This reflects a Chinese American disposition in that Chinese American know American ideas better and more directly than Chinese, so in a way, they don't know what they represent in the world.

Feminist elements.
Discarded women in the patriarchy
Unhappy modern women who 'can have it all'
Detached from maternal instinct due to need to win at all costs.
Ni Lee a modern capable woman caught in filial duty to husband and husband's family.
A huge repressed fury from the sanctioned inequality.

American and Chinese culture can agree on the lesser importance of women.

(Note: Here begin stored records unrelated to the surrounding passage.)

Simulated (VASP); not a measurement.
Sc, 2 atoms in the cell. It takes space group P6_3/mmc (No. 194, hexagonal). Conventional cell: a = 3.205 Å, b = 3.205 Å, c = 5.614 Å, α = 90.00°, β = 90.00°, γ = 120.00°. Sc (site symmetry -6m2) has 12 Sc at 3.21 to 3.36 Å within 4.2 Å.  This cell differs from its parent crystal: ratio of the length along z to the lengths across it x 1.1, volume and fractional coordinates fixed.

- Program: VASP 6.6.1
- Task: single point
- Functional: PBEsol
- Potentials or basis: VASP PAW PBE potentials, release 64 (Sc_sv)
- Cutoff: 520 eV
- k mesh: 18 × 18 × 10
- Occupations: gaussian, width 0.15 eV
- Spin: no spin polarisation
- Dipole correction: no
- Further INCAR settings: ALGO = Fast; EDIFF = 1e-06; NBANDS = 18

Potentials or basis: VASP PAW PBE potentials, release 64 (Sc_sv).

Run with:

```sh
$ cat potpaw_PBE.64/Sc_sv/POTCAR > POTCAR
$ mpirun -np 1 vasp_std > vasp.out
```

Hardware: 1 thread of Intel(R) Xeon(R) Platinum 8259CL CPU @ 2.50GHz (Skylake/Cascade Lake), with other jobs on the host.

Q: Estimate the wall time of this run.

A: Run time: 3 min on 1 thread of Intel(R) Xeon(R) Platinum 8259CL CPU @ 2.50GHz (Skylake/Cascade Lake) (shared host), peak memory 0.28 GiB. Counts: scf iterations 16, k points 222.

In a way Ni Lee and Twila both want to be heard but have different ways of going about it. Ni Lee, the Chinese, won't say anything, and just suffers, but longs to be heard with full attention, like a camera. Twila, the American screams for attention, 'look at me!' her strange hair and eyes, shouts to be heard with outrageous actions, goes against feminine norm by being tough and alienating. Both tactics yield deaf ears.

Hypocrisy vs. Duplicity
Hypocrisy, where word and action do not match up.
And example, the promiscuous use of sorry. Empty words. No thought before action and then just hapless 'sorry.' Not aware of inconsistency, or just doesn't care. Whatever.

Duplicity, aware of the double face. Saving face. Say opposite of what really is true to save face.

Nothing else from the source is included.